Tuesday, December 1, 2015

Stories to tell


The mistake I made in preparing to write this blog was clicking on the Wikipeda page that tracks all of the connections to The Dark Tower series in the Kingiverse. That ate up a couple of good hours and all just so that I could tell you that there was an eight year gap in the publication of The Dark Tower and The Wind through the Keyhole. Which is, incidentally, a delightful book.

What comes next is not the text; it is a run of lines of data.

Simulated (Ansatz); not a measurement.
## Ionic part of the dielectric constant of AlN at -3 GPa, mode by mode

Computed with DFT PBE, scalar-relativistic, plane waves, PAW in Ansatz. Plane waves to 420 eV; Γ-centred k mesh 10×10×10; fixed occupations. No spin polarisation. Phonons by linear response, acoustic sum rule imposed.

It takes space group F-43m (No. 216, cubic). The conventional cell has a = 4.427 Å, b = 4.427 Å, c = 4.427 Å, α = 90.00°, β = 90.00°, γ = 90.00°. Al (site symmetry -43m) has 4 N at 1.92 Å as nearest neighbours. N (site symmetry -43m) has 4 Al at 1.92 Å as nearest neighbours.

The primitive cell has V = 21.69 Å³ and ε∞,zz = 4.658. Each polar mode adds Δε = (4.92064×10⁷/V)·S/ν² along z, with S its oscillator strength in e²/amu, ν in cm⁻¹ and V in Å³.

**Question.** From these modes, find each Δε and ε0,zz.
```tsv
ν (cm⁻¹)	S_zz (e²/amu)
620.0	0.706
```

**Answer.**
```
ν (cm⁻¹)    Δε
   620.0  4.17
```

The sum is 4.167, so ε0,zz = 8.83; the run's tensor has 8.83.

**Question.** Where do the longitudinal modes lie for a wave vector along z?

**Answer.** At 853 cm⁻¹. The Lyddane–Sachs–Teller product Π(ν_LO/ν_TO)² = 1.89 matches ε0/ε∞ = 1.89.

When I was a kid my dad used to read "The Pension Grillparzer" to my sister and I. It's a short story in the middle of The World According to Garp and was my first introduction to John Irving. As I've grown up and moved through life and giant piles of books I've mentally created a category of Grillparzers - stories within stories that might work as bedtime stories to introduce my potential children to authors I like. I love this sort of thing. Everyone knows about the play within a play from Hamlet but no one seems to talk enough about the self-contained worlds you can discover in other books. Neil Gaiman seems to be particularly good at this (in addition to hiding stories in his introductions and end notes), within-a-storytelling is very present in Lord of the Rings, you'll find lots of within-a-storytelling in any universe that needs to have a background mythology set up fairly quickly so you see a fair amount of it in SciFi. There are sections of The Wind through the Keyhole that are going to be read to my children at some point in the future. And  they won't even be traumatized by the Stephen Kingishness of the story because this isn't a horror story, it's a fairy tale.

The structure of the book is a bit clunky, which I guess is probably clear from the paragraph above. There's a frame story, a main narrative, and then the story within a story that's really more of a standalone novella. The frame story is really only there to remind you of the world we're watching from in case anybody forgot what was going in the eight year break from Mid World; the main narrative is an action story with monsters and gunslingers who are still young enough to not anticipate big mistakes; the story within a story is really the meat of the thing, though. It tells a story of magic and dragons and nuclear mutants and terrifying storms that all pale in comparison to the sheer stupid horror of human pettiness. It's a wonderful little moralistic story that is spooky and sad and about how absolutely much it sucks to grow up and lose the magic in the world.

I've written enough about King that everyone reading should know I'm a huge nerdy fan but this is one of those nice reminders. King's books are all over the map - he's written a western/magical epic, a story about a dog with rabies, alien horror stories, werewolf stories, vampire stories, a terrifying story about rats in a cellar, a novella about a man wrongly imprisoned, a novella about a decapitated corpse performing Lamaze breathing, at least four post-apocalyptic thrillers, and one very good book about a good but stupid king who once killed a dragon. Now there's another story that's essentially unlike any of the others but fits into the King canon brilliantly. It's excellently done and I'm very happy to have read it.

Cheers,
     - Alli

King, Stephen. The Wind through the Keyhole. Scribner. New York: New York. 2012.